[PATCHSET 0/2] Eliminated need for io thread manager

public inbox for [email protected]
 help / color / mirror / Atom feed

* [PATCHSET 0/2] Eliminated need for io thread manager
@ 2021-03-22 18:00 Jens Axboe
  2021-03-22 18:00 ` [PATCH 1/2] kernel: allow fork with TIF_NOTIFY_SIGNAL pending Jens Axboe
                   ` (2 more replies)
  0 siblings, 3 replies; 4+ messages in thread
From: Jens Axboe @ 2021-03-22 18:00 UTC (permalink / raw)
  To: io-uring

Hi,

Currently (5.12+) any ring that gets created will get an io-wq manager
created. The manager is tasked with creating async workers, if they are
needed. Earlier (5.11 and prior), io_uring would create the manager
thread, and the manager thread would create a static worker per NUMA node
and more if needed. Hence 5.12+ is more lean than earlier, but I would
like us to get to the point where no threads are created if they aren't
strictly needed. For workloads that never need async offload, it's
pointless to create one (or more) threads that just sit idle.

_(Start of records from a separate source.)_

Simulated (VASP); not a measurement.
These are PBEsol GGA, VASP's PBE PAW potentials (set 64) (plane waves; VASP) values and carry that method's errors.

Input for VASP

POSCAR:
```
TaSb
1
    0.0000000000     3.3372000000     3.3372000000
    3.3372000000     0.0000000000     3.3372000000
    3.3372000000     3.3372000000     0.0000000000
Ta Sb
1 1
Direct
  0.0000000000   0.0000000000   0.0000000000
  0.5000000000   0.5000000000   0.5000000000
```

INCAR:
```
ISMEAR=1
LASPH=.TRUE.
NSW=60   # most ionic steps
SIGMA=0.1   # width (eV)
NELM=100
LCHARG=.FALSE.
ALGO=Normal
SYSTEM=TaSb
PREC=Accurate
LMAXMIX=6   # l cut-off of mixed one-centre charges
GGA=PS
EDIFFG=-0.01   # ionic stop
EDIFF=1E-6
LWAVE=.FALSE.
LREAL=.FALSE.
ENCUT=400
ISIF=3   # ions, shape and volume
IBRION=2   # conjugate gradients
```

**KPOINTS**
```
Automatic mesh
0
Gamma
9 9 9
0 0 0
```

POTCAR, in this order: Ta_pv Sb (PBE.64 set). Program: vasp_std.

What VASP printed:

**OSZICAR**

With that in mind, here's a patchset that attempts to do that. There
should be no functional changes here - if we do need an async worker,
the first one created will stick around for the lifetime of the ring.
And more are created as needed, using the same logic as before. The only
difference is that a ring will NOT get a thread by default, only when
it actually needs one is it created.

Comments welcome! This passes normal regression testing, but no further
testing has been done yet.

-- 
Jens Axboe

^ permalink raw reply	[flat|nested] 4+ messages in thread

* [PATCH 1/2] kernel: allow fork with TIF_NOTIFY_SIGNAL pending
  2021-03-22 18:00 [PATCHSET 0/2] Eliminated need for io thread manager Jens Axboe
@ 2021-03-22 18:00 ` Jens Axboe
  2021-03-22 18:00 ` [PATCH 2/2] io-wq: eliminate the need for a manager thread Jens Axboe
       [not found] ` <[email protected]>
  2 siblings, 0 replies; 4+ messages in thread
From: Jens Axboe @ 2021-03-22 18:00 UTC (permalink / raw)
  To: io-uring; +Cc: Jens Axboe

fork() fails if signal_pending() is true, but there are two conditions
that can lead to that:

1) An actual signal is pending. We want fork to fail for that one, like
   we always have.

2) TIF_NOTIFY_SIGNAL is pending, because the task has pending task_work.
   We don't need to make it fail for that case.

Allow fork() to proceed if just task_work is pending, by changing the
signal_pending() check to task_sigpending().

Signed-off-by: Jens Axboe <[email protected]>
---
 kernel/fork.c | 2 +-
 1 file changed, 1 insertion(+), 1 deletion(-)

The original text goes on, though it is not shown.